For this Mission Monday post, Missioner Annemarie shares a story of the pain of a mother’s love and the healing power of a supportive community.

Missioner Annemarie with her mom before she leaves for Bolivia.

In the CEB that I have come to know in the northern zone of the city, there is a woman who has recently been dealing with significant issues with one of her sons. He is young, just out of high school I believe, and is in love with his also young girlfriend. His girlfriend’s family has moved to another country in Latin America and her son decided he wanted to follow her. Through a series of very intense situations with her son, the family finally decided to let him go, to move, to leave his own family.

Her pain and worry have been visible every week that we have met, and each week we share prayers for her son and place a picture of him in the center of our table. As a new member of this community, I have been deeply moved by the example of the other women in the community and how they have accompanied this mother during this time especially.

Each week when we gather I have watched them gently ask her questions about the situation to better understand her suffering. I heard that they held a prayer service in her house, gathering together to pray for her son and be with her and their whole family. I have also watched them surround her with prayers and share their own experiences of struggles with their own children.

This past Saturday during the Cena Pascual, this mother and I had time to talk just the two of us. We discussed again the situation with her son and how hard it has been on the whole family. In the midst of this conversation, she told me how much it means to her that me and the other Maryknoll sister are a part of the community.

The sense that I got was that our presence was what meant the most. And we discussed how important it was to remember that she was not alone, that she is surrounded by this whole community. And I was able to express how special and vital I thought it was for our community to be a space where we can come together and be reminded that we are not alone, that these are struggles we share. And especially, how important it is for her to be surrounded by other mothers and other people who share her faith.

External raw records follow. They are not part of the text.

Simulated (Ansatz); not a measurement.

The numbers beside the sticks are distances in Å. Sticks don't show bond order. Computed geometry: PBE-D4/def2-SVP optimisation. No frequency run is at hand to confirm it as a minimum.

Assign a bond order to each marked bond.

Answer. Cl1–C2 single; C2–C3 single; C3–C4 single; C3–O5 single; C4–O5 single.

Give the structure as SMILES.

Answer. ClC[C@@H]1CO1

This time accompanying her and the whole community has only reinforced for me our specific mission of presence as Franciscans, one that reverences the wisdom of those who suffer, those communities that already exist that evangelize us as lay missioners. It reminds me that in the midst of my own doubts about my adequacy in accompanying this community I am invited into the humility of listening and observing their faith and thus draw closer to them and their lived experience.

It makes me think back to Leonardo Boff’s book about Saint Francis and how Francis was an example of someone whose presence and way of communicating allowed him to treat people in a way that humanizes and liberates. The women and this community have modeled for me what it means to be present and to communicate in a way that humanizes and liberates by the way that they have welcomed this mother and accompanied her in her struggles.

During this time especially when I am still very new in this culture and this language, and also this community, this experience has reminded me that this newness is an opportunity to learn from these local communities, to learn from their wisdom and experience. This community has offered for me an example of living from one’s faith. They consistently turn to God and to one another in the midst of this struggle and recognize the importance of coming together in that process.

And since I first met them, they have referred to me as “hermanita” or “little sister.” I had become worried when they first called me this, scared that they had misunderstood my identity, that they had assumed falsely that I was also a vowed religious sister like the Maryknoll sister they already knew. I took care to gently re-explain that I am a lay missioner not a vowed religious, that I am a layperson just like them. But soon I found that they each call each other “hermana” or “sister.” I quickly realized that each woman in the community is referred to as “hermana,” that we are all sisters, mutually. Again I was invited to learn from their example, to accept their invitation to draw closer as an “hermana,” to leave behind my own conceptions of that title and come to know what that identity means to them, what it can mean to us.